Sticks, crabs and mud – Talking play with Laura Bingham

Age: 26

Profession: Adventurer, speaker, explorer

Mother to Ran (2)

Laura opened our new play space at Sacrewell, so we decided to ask her some questions about her own experience of outdoor play.

Remember playing outside? What are your strongest memories of outdoor play as a child?

The first thing that comes to mind is how my Dad used to mow the lawn in stripes and how the mower would leave these lumps of grass in lines and I would challenge myself to crawl from one side of the lawn to the other side across these lumps and stripes. A simple thing like mown grass can be so much fun. I still love the smell of it.

I also remember being in the car and looking out for trees lined up in a perfect four. I was convinced that they were portals into the fairy kingdom.

What is the riskiest thing you ever did as a child?

Well, drawing on the nicely painted walls of the house didn’t go down well – that was pretty risky. But in terms of physical risk…when I was six years old, we started visiting my family in South Africa roughly every two years and I would go microlighting and wild water rafting. That’s quite a risky thing for a small child. But I always felt safe with my parents looking after me.

How did those childhood experiences shape you as an adult?

Funnily enough when I was 15 my Dad announced we were going to South Africa again and I thought we would be better off spending that money on a TV! So you can grow up having all these amazing outdoor experiences and still prefer a TV when you hit your teens.

I think who I am today was born more out of trauma than my experiences growing up. I had a really idyllic childhood and then hit a rocky patch in my late teens, which sculpted me to really try and find myself and push my boundaries. But obviously being exposed to microlighting and white water rafting and elephants at a young age gives you a confidence in the outdoors. It gives you the confidence that you won’t die doing those things. Though there is a huge leap from doing it with your parents to doing it alone.
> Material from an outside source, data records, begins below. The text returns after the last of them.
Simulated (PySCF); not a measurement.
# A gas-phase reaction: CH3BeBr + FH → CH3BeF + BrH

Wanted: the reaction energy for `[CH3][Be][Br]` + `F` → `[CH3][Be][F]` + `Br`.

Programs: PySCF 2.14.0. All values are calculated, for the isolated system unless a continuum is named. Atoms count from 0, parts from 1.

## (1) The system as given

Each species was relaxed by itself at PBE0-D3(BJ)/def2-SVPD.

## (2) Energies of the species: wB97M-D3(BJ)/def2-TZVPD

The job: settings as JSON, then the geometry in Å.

Why does outdoor play matter?

It just stimulates kids so much more than a TV ever can, but in a really relaxing, calming way. Whenever my son is crying it is usually indoors and all I have to do is take him outside and he is immediately distracted by the plants and the sky and the bees. He never has paddies when he is playing outside. Only when he has been in front of the TV and we take him away from it.

We just spent a month on an island, as a family – we didn’t have any problems. He loved playing with the sand and the crabs. We didn’t have any TV or anything to entertain him other than sticks and water and crabs. Children can entertain themselves just as easily outside with nature as they can inside.  And it’s a much more healthy and wholesome stimulation, I think.

Based on your travels where have you experienced the best play opportunities for children?

It’s quite obvious even for someone who hasn’t travelled much when you see documentaries of children in indigenous communities – they are always running around and laughing and making mischief with sticks and stones and stuff. And I think that has been the case in the villages I have visited too. Though to be fair, in a lot of poorer communities they will have TVs – they will have a TV before they have a loo! – but they only have three channels so there isn’t much to entertain a child.

What obstacles to children playing freely outdoors do you observe in the UK?

My instant answer would be other people and their judgement as to whether you are a good parent or not. There seems to be this health and safety culture that frowns upon parents who let their kids play freely and judge them when their child has a fall and scrapes their knee. Or makes you scared that they will go missing or be kidnapped if you don’t have your eye on them at all times.

Accessibility is also an issue. There are fewer green spaces on people’s doorsteps, especially in highly populated areas like London. And fewer local parks just a two-minute walk away like there used to be, and that’s what kids need: to play right where they live.

Where do you see opportunities? What could we do as a society to create better outdoor play for kids?

I think creating play spaces that are fun and risky, but at the same time safe and accessible are extremely good, because they help cautious parents let their kids roam and play freely because health and safety has been checked off. Parents are the gatekeepers to their children so you have to convince them first.

And we need to turn our screens off. I am almost waiting for this apocalyptic phase where all the screens go black (laughs). It’s like we need a situation where electricity is rationed like food, because the online world is almost too addictive to give up willingly. We never get the chance to be properly bored nowadays and it is only through boredom that you start thinking outside the box. Screens offer a weird kind of numbness where you are often a bit bored, but not bored enough to get provoked to invent a game or think of something else to do outside.

Maybe it’s the responsibility of parents to unplug their kids and tell them to make their own fun, but a lot of them seem just so scared of the backlash they will get.

Finally, describe your dream play space…

It would have to be something messy. I would almost like it to be a big mud pool where children can literally just dive in and be covered from head to toe in mud. And then have a shower station where they can hose off. I love water play too. I am a Pisces, so I will get into every bit of water I can find. I love how it washes over you and washes everything away. That’s one of the things I love about Sacrewell, the way you incorporated the river into the design. It is beautiful for children, and adults, to have their feet in the water and feel the rocks beneath them. So messy, water play… with a big sand-pit-beach area like the one at Sacrewell. My son and I loved it there!